The final term propagates uncertainty arising from covariance between terms MHW and MSL. We assumed that Z is statistically independent of MHW and MSL, and therefore, we modeled no covariance between those terms. However, MHW and MSL were measured and interpolated from the same tide gauges and we expected them to co-vary. ρ2 is the correlation coefficient between MHW and MSL, which we calculated to be 0.873.

We calculated partial derivatives for the uncertainty propagation using the R package Deriv (Clausen and Sokol 2018).

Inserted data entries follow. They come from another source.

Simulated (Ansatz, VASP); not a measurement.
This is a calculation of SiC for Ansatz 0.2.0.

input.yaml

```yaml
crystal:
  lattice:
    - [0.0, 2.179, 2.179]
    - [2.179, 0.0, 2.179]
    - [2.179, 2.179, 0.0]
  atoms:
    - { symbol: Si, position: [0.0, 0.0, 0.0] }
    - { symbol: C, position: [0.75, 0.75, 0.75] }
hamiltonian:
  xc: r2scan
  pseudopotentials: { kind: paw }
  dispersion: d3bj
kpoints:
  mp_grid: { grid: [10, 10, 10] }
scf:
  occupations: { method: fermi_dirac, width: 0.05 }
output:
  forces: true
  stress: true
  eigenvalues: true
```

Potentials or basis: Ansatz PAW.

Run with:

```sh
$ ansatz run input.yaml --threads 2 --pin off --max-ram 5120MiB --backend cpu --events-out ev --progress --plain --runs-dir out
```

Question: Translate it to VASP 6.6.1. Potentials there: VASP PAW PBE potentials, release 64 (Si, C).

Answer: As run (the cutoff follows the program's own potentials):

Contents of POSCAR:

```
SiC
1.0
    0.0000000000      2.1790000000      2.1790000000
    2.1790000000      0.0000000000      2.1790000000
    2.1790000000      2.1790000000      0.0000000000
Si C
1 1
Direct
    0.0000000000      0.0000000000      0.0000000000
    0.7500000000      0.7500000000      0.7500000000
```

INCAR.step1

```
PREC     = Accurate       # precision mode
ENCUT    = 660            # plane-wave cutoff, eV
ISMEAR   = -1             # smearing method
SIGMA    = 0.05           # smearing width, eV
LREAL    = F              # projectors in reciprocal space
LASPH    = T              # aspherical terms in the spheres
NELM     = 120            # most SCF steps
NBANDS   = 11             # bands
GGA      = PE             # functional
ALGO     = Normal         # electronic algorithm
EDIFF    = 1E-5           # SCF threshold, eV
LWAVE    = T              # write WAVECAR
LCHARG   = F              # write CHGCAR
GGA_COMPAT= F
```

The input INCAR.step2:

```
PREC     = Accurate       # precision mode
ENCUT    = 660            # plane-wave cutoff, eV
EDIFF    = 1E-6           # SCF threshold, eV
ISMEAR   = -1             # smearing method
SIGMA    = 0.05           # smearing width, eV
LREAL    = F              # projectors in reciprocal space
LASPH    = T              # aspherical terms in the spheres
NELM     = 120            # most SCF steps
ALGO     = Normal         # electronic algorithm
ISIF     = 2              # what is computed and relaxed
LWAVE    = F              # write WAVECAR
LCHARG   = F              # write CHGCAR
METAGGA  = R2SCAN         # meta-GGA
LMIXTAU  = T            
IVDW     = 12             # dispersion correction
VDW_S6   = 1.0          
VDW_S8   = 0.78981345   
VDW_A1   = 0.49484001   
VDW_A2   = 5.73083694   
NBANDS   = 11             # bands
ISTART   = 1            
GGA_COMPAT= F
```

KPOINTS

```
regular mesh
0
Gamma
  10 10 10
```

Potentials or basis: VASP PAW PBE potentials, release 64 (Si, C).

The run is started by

$$\frac{\partial {Z}^{*}}{\partial Z}=\frac{1}{\mathrm{MHW}-\mathrm{MSL}}$$
(6)
$$\frac{\partial {Z}^{*}}{\partial \mathrm{MHW}}=\frac{Z-\mathrm{MSL}}{{\left(\mathrm{MHW}-\mathrm{MSL}\right)}^{2}}$$
(7)
$$\frac{\partial {Z}^{*}}{\partial \mathrm{MSL}}=\frac{Z-\mathrm{MHW}}{{\left(\mathrm{MHW}-\mathrm{MSL}\right)}^{2}}$$
(8)

National Mapping

In addition to the updated probabilistic MHHWS map (Table 2; Holmquist et al. 2018a), we created three additional products at the scale of the CONUS including a national scale map of Z*MHW according to Eq. 1, an associated uncertainty map according to Eq. 5, and a probabilistic map of low-elevation marsh. For each product, we calculated surfaces according to Eq. 1 for 65 LiDAR DEMs. Original LiDAR DEM resolutions ranged from 1 to 10 m, but all maps were resampled to 30 m resolution, with pixel extent and coordinate systems matching C-CAP. The area of interest detailed above in “Determining Area of Interest” was used as a mask layer. We removed pixels that were artificially assigned a low number because of surface water, also known as hydro-flattened pixels to avoid artificially lowering the mapped elevation when standardizing resolution to 30 × 30 m. We mosaicked files in chronological order using the minimum date for parent products reported in the file’s meta-data or file name. We did this so that if more than one raster overlapped, the newest one would be carried through to the final layer.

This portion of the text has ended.